On Friday, April 25, Ms. Green is going to be the first author to talk at the Kaplen JCC on the Palisades’ new program, Fiction Fridays, which will begin with the writer having a conversation with Kathy Graff, the director of new initiatives in the JCC’s adult department, and then most likely will move to a question-and-answer session. (See box.)

When fiction writers create characters, those characters often come alive to the writer; when the writer talks about the process of writing and the themes and theories and techniques she uses to bring life to the people who otherwise would lie lifeless on the page, you can feel the life in the room. The border between worlds gets a little more porous.

Ms. Green grew up in Tenafly, she went to school there, and she and her family were active members of the JCC. She particularly loved the drama department, led for decades by the extraordinary Deborah Roberts. “I did it for 10 years,” she said. “I did her after-school program, and I did Center Stage,” the JCC’s summertime drama and comedy camp. “I grew up playing a lot of instruments — violin, piano, guitar,” she said. She’s a singer, she took music lessons at the JCC’s Thurnauer School, and “I probably was in 200 shows with Deb, and with Amelia DeMayo.”

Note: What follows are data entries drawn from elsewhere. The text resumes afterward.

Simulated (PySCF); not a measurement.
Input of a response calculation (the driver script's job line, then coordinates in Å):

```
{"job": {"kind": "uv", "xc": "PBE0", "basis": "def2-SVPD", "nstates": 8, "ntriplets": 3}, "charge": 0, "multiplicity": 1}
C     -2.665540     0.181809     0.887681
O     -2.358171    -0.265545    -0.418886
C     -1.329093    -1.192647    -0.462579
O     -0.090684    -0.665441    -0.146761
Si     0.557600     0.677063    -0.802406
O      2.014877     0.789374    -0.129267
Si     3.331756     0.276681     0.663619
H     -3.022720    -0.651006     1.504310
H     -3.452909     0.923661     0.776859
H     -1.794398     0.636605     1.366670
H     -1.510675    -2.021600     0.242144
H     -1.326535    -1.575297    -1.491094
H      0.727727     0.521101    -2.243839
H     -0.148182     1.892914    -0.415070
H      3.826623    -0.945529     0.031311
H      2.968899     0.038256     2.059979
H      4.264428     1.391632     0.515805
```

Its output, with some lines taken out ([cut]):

That makes the connections between reality and fiction even stronger. Ms. Green will be a guest at the same JCC where she spent much of her childhood and adolescence. Where she grew into herself. It’ll always be her place, even when it’s not.

Ms. Green, who also is a singer, stands at Carnegie Hall, where she’s part of the chorus that sings in an annual Christmas show.

“The World After Alice” is Ms. Green’s first published novel. Last year, she said, she published a chapbook of poems, and she’s written short stories for years; the first was published when she was 18. She earned a master’s degree in creative writing at the Michener Center for Writers at the University of Texas at Austin; her thesis was a group of five short stories. Each story was entirely independent of the others, with no shared characters, but the themes recurred throughout the book. “They were all about young women navigating unfamiliar experiences,” she said.

“Alice’s” main characters are the intertwined members of two families; it’s about grief and love, and it’s character-driven. “One inspiration that I had for the book is that I’ve always been obsessed with the story of Adam and Eve,” she said.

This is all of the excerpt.